In recent years, the term innovation capacity has come to dominate the Swedish terminology flora in discussions concerning sustainable growth. Innovation capacity is a key factor behind organisations' competitiveness and without it they are in danger of stagnating and in the longer term losing ground and disappearing. Moreover, while the importance of increased innovative power is stressed everywhere in society, paradoxically enough we see that the manner in which many companies are led and organised is neither particularly innovative nor able to take advantage of all their personnel's innovative power. It is becoming ever clearer how crucial standards and values are for corporate success. Therefore, working on promoting equality should form a natural part of the activities of organisations dedicated to creating the preconditions for sustainable growth.

Fiber Optic Valley is an arena for research and development within the areas of broadband, sensor technology and innovative and gender aware management. The Innovation system consists of some 50 members and partners from industry, academia and society. The equality aspect was prioritised from the very beginning, as one of the most important driving forces behind achieving long-term growth targets. Our strategic concentration on gender and innovation has resulted in us today being at the cutting edge of action-oriented gender research both in Sweden and abroad.
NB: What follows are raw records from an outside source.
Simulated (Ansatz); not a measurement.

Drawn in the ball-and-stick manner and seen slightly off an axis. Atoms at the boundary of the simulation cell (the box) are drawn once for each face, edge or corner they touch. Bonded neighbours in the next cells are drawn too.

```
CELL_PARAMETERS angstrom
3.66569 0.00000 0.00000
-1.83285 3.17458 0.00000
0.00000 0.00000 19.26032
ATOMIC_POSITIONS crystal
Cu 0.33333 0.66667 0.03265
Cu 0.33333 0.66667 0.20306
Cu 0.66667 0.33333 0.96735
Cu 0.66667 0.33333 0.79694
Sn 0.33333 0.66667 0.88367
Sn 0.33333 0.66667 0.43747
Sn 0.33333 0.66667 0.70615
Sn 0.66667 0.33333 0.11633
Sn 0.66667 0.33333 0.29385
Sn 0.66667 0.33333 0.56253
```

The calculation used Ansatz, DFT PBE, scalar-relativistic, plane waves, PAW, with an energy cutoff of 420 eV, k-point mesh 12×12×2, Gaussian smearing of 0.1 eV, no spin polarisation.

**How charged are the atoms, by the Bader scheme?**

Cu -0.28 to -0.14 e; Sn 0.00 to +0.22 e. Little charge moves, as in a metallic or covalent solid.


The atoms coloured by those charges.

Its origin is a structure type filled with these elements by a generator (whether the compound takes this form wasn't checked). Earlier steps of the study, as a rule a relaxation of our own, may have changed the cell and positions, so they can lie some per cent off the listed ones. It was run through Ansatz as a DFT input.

Strategic competence provision is one of the most important issues on the Fiber Optic Valley agenda. Becoming a world-class innovation system requires access to the very best workforce, not least at management level. This in turn requires both attractive workplaces and an attractive region to live and reside in.

Power and structures

The equality issue arose already in the planning stage of the innovation system, in connection with analyses of obstacles and challenges to growth. Knowing that there is a strong connection between gender, innovation and sustainable growth, the decision to act was easy. Firstly, a long-term strategy for equality work was developed. The strategy had a clear focus on knowledge development and practical equality work, in close consultation with gender researchers and Fiber Optic Valley's member organisations.

We have engaged in several research projects relating to gender aware leadership since then, which have involved a large number of managers and employees. The research projects show that management must lead the field when engaging in change work. Middle managers in particular wield the power to decide on employees' terms and conditions for performing their work.

Gender aware managers dare to think along new lines. They realise it is all about utilising both men's and women's expertise and they also realise that equality work is good for innovation capacity. A more equal society will probably generate new needs and thus encourage the development of new products and services.

The male standard rules

A natural first step in our strategy was to chart the current situation in the region from an equality and gender perspective. Gävleborg region is characterised by heavy base industry with traditional and hierarchical organisational structures, and we have one of the country's most gender divided labour markets with deeply ingrained patterns. Women and men live in separate worlds during the working day, and there are few women in positions of power. It is men – or to put it more accurately – the male standard that rules. With considerably more well educated women than men in the county, it is a major problem that we have not succeeded in taking advantage of all the competence possessed by women. This is a waste of resources that affects sustainable regional development.

Naturally, we asked ourselves the question of what makes men usually end up at the top of the ladder, taking over management of the companies and organisations which are so important for the development of the region? Despite the fact that the number of women with competitive skills is steadily increasing, these patterns still persist. How does the current gender structure affect companies' innovation and competitiveness, and what will this mean for corporate growth ambitions in the long term?

We chose a strategy which focused on rendering visible and changing behaviour with the aim of creating gender aware and attractive organisations. Since equality is about gender and thus about power and structures, we were also aware that especially the rendering visible of the sex-related distorted division of power and influence would meet great resistance, and the best way of being prepared for this resistance is to create a stable knowledge base on which to stand - knowledge which was based on research and well tried and tested experience.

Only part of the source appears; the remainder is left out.